Charles and Diana's Engagement Interview Was Just as Awkward as The Crown Depicts
A lot of failed marriages begin as enviable love stories, gradually breaking down despite everything the couple has going for them and stunning friends and family in the process. And then
there are marriages like that of Prince Charles and Princess Diana, where the red flags are glaringly obvious from day one. Exhibit A? That excruciating engagement interview, as recreated in The Crown season 4.
Charles proposed to Diana in February of 1981 after less than a year of dating. He'd been under pressure to find a suitable wife for some time, and having finally achieved that goal, he didn't want to waste any time locking it down. Are you swooning yet? The engagement was officially announced on February 24, 1981, and per royal tradition, the newly betrothed couple gave a TV interview shortly after the news became public.

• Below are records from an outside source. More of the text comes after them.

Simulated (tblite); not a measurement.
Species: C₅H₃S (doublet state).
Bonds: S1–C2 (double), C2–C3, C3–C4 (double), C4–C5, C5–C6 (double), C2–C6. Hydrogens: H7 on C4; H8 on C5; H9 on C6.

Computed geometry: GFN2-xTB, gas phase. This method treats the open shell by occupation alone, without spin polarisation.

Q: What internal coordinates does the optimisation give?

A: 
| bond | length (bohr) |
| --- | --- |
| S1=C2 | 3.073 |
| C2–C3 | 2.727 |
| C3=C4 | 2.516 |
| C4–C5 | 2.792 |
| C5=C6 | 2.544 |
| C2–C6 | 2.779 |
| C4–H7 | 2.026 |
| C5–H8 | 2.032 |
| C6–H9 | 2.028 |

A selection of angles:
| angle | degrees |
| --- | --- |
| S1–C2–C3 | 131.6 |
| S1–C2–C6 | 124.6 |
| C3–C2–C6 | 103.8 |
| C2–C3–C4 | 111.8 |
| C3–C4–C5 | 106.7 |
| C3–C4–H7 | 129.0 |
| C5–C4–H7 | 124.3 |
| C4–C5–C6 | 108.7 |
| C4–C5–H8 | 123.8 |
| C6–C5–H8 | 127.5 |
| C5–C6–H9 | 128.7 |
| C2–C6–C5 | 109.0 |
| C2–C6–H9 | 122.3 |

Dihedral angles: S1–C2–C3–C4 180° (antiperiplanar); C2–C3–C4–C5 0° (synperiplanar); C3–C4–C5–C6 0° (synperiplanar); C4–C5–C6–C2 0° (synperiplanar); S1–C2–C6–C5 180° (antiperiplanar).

The overall vibe is pretty awkward—32-year-old Charles and 19-year-old Diana both look like different varieties of deer in headlights as the interviewer prods them for details on their hasty engagement. But the worst moment by far comes right at the end of the above clip. The interviewer asks if they can find the words to sum up how they're feeling.
"Just delighted, and happy," Charles says, looking over at Diana. "I'm amazed that she's been brave enough to take me on!" So far, so endearingly self-deprecating. The interviewer, clearly hoping for something a little more effusive, prompts him: "And, I suppose, in love?"
"Of course!" Diana responds quickly, after which Charles says, "Whatever 'in love' means."
Oof. Although Diana laughs this off in the moment, she revealed years later that the comment upset her deeply. "We had this ghastly [TV] interview the day we announced our engagement,” she recalled in audio featured in the 2017 documentary Diana: In Her Own Words. "This ridiculous [reporter] said, ‘Are you in love?’ I thought, what a thick question. So I said, ‘Yes, of course, we are,’ and Charles turned round and said, ‘Whatever love means.’ And that threw me completely. I thought, what a strange answer. God, absolutely traumatized me.”
As callous as Charles's words may seem, royal experts have cautioned against judging him too harshly. Bedell Smith, author of the 2017 biography Prince Charles: The Passions and Paradoxes of an Improbable Life, told People that his comment during the interview needs to be understood in the broader context of his views on romance. "It was a totally inappropriate thing for him to say, but understandable given the way his mind worked," she said. "You should look at those words in the context of the series of interviews he gave in the 1970s about what he wanted in a wife and what being in love was all about. He can over-think things and was thinking out loud. I don’t see it as a cynical, cruel statement."
The sentiment also wasn't a new one; when Diana described Charles's proposal to biographer Andrew Morton, she recalled him saying something similar: "'Yes,' I said, 'I love you so much, I love you so much.' [Charles] said, 'Whatever love means.'"
Outwardly, the cracks in Charles and Diana's relationship didn't begin to show for some time. Diana admitted to BBC Radio, per the Radio Times, that she found the prospect of getting married “quite daunting," but added "I hope it won’t be too difficult, and with Prince Charles beside me I can’t go wrong.”
But according to Andrew Morton, who wrote the infamous 1992 biography Diana: Her True Story—In Her Own Words, Diana had second thoughts before the wedding, and even considered calling it off. The tipping point, according to Morton, came days before their wedding when Diana discovered a bracelet Charles intended to give his former girlfriend, Camilla Parker-Bowles. (Another scene depicted in The Crown's fourth season.)
“She was confused, upset and bewildered by the train of events," Morton wrote, and described a lunch Diana shared with her older sisters Sarah and Jane. "At that moment, as she seriously considered calling off the wedding, [her sisters] made light of her fears and premonitions of the disaster which lay ahead. ‘Bad luck, Duch,’ they said, using the family nickname for their younger sister, ‘your face is on the tea towels now so you’re too late to chicken out.'”
And so, despite their clear mutual misgivings, Charles and Diana were married at Westminster Abbey on July 29, 1981.